Skip to content

vakharwalad23/logpipe

Folders and files

NameName
Last commit message
Last commit date

Latest commit

 

History

15 Commits
 
 
 
 
 
 
 
 
 
 
 
 
 
 
 
 
 
 
 
 
 
 

Repository files navigation

Logpipe

Logpipe is a small Go monorepo that mimics a real logging stack: a service emits logs, Vector ships and batches them, ClickHouse stores them, and a small CLI reads them back. It is a learning project, built to understand how the Vector to ClickHouse pattern actually works and why each piece is there.

The flow it models:

crud-api (emits logs) -> Vector agent -> Vector aggregator (batches) -> ClickHouse -> query-api

What it does

  • Runs a tiny REST service (crud-api) for a tasks resource that emits JSON application logs.
  • Puts an NGINX proxy in front of it so HTTP access logs come from a real proxy, as a separate JSON stream.
  • Ships both log files with a Vector agent, batches them in a Vector aggregator, and writes them into two ClickHouse tables.
  • Includes a load generator (loadgen) and a query CLI (query-api).

Architecture

flowchart TD
    client["Client / curl"] --> nginx["nginx :8080<br/>writes HTTP access log (JSON)"]
    loadgenT["loadgen (traffic mode)"] --> nginx
    nginx --> crud["crud-api :8080<br/>writes app log via slog (JSON)"]

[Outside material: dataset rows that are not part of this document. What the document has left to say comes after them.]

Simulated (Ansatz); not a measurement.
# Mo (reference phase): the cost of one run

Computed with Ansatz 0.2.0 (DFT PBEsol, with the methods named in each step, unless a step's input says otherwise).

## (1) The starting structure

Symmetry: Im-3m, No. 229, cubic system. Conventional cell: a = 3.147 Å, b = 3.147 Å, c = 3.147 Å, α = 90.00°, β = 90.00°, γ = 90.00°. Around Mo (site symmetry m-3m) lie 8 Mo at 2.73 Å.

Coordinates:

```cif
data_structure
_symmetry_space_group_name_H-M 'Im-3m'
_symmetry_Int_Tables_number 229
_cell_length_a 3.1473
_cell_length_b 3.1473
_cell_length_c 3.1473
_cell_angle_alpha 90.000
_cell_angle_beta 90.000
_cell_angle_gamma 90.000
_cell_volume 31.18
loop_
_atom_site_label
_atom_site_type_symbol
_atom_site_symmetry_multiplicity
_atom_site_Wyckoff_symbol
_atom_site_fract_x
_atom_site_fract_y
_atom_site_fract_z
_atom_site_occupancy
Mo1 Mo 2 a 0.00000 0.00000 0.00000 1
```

    nginx -->|access.log| vol[("shared volume<br/>/var/log/logpipe")]
    crud -->|app.log| vol
    loadgenS["loadgen (synthetic mode)"] -->|synthetic.log| vol

    vol --> agent["Vector agent<br/>file source, tails *.log"]
    agent --> agg["Vector aggregator<br/>parse, drop health checks, route by type,<br/>shape, batch, disk buffer"]
    agg --> ch[("ClickHouse<br/>logs.app_logs and logs.http_logs")]
    ch --> query["query-api CLI<br/>search / count / tail"]
Loading

Key point: the agent ships to the aggregator, never straight to ClickHouse. The aggregator is the one place that batches inserts.

How the plan came together

The build order was chosen to test the riskiest part first and change one thing at a time.

  1. ClickHouse first. Bring up the database and create the two target tables, so there is a real place for rows to land.
  2. Prove the transport before the service exists. Use Vector's built in demo_logs generator and a throwaway table to confirm that agent to aggregator to ClickHouse works and that batches flush. This de-risks the hard part (transport and batching) with zero application code.
  3. Build the producer. Add crud-api with an in-memory store, emitting two JSON streams, one object per line, each line tagged with a log_type so the pipeline can route it. HTTP access logs come from NGINX.
  4. Wire the real logs. Swap the agent's demo_logs source for a file source that tails the log files, then parse, drop health-check noise, route by type, and shape into the real tables. Because only the source changed, any breakage is almost certainly parsing or schema, not the connection.
  5. Load it. Add loadgen with a traffic mode (real HTTP requests) and a synthetic mode (write log lines straight to the tailed file) to push volume and confirm ingestion keeps up.
  6. Read it back. A small query-api CLI with three modes: search, time-bucketed count, and tail.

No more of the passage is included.